Fraud Transactions Detection with Isolation Forest

5 minute read

Published:

Problem

Nowadays, more digital transactions performed over internet, higer chance your credit card information is leaked and thus hackers can performed fraud purchases on stolen credit cards.

We can deal with credit card frauds by using via anomaly detection algorithms. Such an algorithm typically models user profiling to determine baseline behaviors from her spending habits. We thus can identify patterns by grouping transactions, for instance, by location, type, amount, frequency, etc. It requires card issuers to build an AI-based anomaly detection that can produce high accuracy on fraud detection and can be automated in giving decisions.

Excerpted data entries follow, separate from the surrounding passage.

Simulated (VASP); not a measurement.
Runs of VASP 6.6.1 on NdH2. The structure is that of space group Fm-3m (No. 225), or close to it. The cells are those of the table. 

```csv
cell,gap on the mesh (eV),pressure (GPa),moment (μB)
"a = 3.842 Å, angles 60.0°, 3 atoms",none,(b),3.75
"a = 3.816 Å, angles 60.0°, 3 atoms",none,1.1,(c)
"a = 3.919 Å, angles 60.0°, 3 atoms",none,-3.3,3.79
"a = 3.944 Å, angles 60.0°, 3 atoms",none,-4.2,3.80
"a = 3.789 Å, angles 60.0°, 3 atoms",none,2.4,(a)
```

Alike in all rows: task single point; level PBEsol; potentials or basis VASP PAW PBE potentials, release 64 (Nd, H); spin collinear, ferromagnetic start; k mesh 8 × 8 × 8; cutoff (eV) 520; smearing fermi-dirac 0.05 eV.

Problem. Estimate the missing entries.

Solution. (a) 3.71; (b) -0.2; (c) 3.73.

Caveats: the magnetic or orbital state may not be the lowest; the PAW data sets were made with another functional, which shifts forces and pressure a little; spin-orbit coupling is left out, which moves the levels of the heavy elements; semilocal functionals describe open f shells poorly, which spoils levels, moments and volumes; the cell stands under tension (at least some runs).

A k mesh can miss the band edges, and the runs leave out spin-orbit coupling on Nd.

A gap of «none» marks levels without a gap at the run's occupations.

IEEE-CIS Fraud Detection Dataset

The IEEE-CIS dataset is prepared by Vesta Corporation (available on Kaggle)for fraud detection. It is labeled dataset containing two types of CSV files: transactions and identity. Each type has a train and a test file. While train file of identity has 144,233 records and 41 features, train file of transactions has 590,540 records and 394 features, 181 days of transactions.

import pandas as pd
import numpy as np
import os
import matplotlib.pyplot as plt
%matplotlib inline
from pandas.plotting import scatter_matrix
import seaborn as sns
from scipy.stats import pearsonr
import warnings
warnings.filterwarnings('ignore')
plt.style.use("ggplot")
# Load data
datapath = os.path.join("data", "ieee-fraud-detection")
df_iden_train = pd.read_csv(datapath + "/train_identity.csv")
df_iden_test = pd.read_csv(datapath + "/test_identity.csv")
df_trans_train = pd.read_csv(datapath + "/train_transaction.csv")
df_trans_test = pd.read_csv(datapath + "/test_transaction.csv")

Joining transactions and identity datasets

df_train = pd.merge(df_trans_train, df_iden_train, on='TransactionID', how='left',left_index=True,right_index=True)
df_test = pd.merge(df_trans_test, df_iden_test, on='TransactionID', how='left',left_index=True,right_index=True)
df_train.shape

It is a big dataset whose size of two train files joint is almost 2Gb with 590,540 records and 434 features.

df_train.isFraud.value_counts()
df_train.isFraud.value_counts().plot.bar()

Fraud Ratio

Check fraud ratio

The dataset contains 20,633 frauds out of 590,540 records, that is hence highly imbalanced dataset.

df_train.isnull().sum()/len(df_train)*100    # missing ratio

This dataset also has high ratio of missing values, especially with features Addresses, Email, Device type, info and IDs.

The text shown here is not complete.